Add to this other recent allegations about the Internal Revenue Service targeting some Tea Party and "patriot" groups for special scrutiny, and the Department of Justice using its Bush-era anti-terrorism powers to investigate reporters who received "leaked" information about a CIA operation in Yemen, and you have Republicans hyperventilating in excitement and the media in a frenzy.

I might suggest that we first take a deep breath and make an effort to put the events of the past week in some perspective, but I know it wouldn't do any good. There is blood in the water and in deeply partisan Washington, the struggle for advantage and power always trumps reality.

Even if I wanted to ascribe the best of intentions to the Republicans who are pushing the Benghazi story, I find it difficult to do so. If they were truly concerned about "lies" that were told by government officials, the failure of an Administration to protect American lives, and the need for responsible government officials to be transparent and accountable for their actions, the place for Congress to begin would be with the Iraq war or with the Bush Administration's systematic use of torture, rendition, and other practices that violate our own and international laws.

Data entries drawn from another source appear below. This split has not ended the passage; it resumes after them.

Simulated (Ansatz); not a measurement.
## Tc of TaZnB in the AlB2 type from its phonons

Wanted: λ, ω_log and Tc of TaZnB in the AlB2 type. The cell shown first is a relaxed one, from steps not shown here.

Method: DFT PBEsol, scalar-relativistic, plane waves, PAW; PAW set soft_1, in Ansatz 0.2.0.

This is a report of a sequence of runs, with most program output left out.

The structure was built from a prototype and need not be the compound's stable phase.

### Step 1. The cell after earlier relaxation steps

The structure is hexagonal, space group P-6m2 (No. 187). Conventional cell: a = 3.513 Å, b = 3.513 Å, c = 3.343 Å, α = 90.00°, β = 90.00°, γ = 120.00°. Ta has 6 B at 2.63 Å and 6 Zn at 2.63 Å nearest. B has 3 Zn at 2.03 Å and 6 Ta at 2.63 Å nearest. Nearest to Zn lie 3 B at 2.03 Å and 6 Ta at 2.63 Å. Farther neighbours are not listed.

But, of course, this entire enterprise of "getting to the bottom of Benghazi" has nothing to do with truth, lives, or accountability. The Obama Administration's release of interagency communications, if anything, establishes nothing more than the somewhat banal practice of language vetting that, while annoying at times, has become rather standard practice.

No, in the end, this is not about truth or governance. It is, in fact, nothing more than a continuation of the five year long effort to weaken and distract the president, in order to gain advantage over Democrats, and, in this instance, to wage a preemptive strike against former Secretary of State Hilary Clinton's presidential aspirations (should she have any).

As for the IRS and Department of Justice stories, they are problems, to be sure, but problems that do not implicate the president. If anything, these revelations have given the president the opportunity to demonstrate his determination to respond quickly and decisively. He immediately condemned both as abuses of power and acted to remove the head of the IRS who was responsible.

All this, the pundits say, could not have come at a worse time for the president. As conventional wisdom has it, the administration has a limited window of opportunity remaining in which to push through its second term agenda: immigration reform, responsible gun control measures, a new budget that continues to grow the economy while reining in deficits, and facing down foreign policy challenges, especially those raging across the Middle East. In this view, by next year the country will be in the throes of Congressional elections with "every man for himself" and Democrats running in close contests wanting to dissociate themselves from a weakened White House. In this environment, Republicans hope that Democrats will be less inclined to support the president's agenda if it doesn't fit their reelection calculations. Following these November, 2014 contests, the president truly becomes a lame duck as the country heads toward the 2016 presidential elections. This is the conventional wisdom, and it is what has Republicans gleefully putting forth, and the press echoing and amplifying, the notion that the president is "finished."

Two observations are in order. The first is that while Obama has had a bad week, it pales in comparison with his predecessors' second term woes. Clinton had to deal with a trumped-up impeachment process and Bush faced national scorn for his disastrous handing of hurricane Katrina and the unraveling of his Iraq war. These were, by any measure, far more serious challenges. Clinton not only survived impeachment, but was buoyed by a robust economy. And Bush, with his "smoke and mirrors" "surge" operation in Iraq, was able to rebound a bit until the economic collapse of 2008.

It will not be easy, but what President Obama will now do is work to regain control of the story being told in the daily press accounts emanating from Washington. The still recovering economy will help, but it won't be dramatic enough to turn the tide. Nor can he count on Congress to support him with passage of key elements of his agenda. With or without "scandal," partisanship will continue to win out, with Republicans loathe to give the White House any meaningful victories.

The president will need to reestablish control by executive decisions in areas of domestic or foreign policy where he can demonstrate leadership by acting independently and decisively. Should he succeed, the shenanigans in Congress will be reduced to a sideshow. And the nation's press, a la McCarthy's metaphor, will follow the story he is creating.

All in all, it may have been a bad week, but it is one the White House can survive.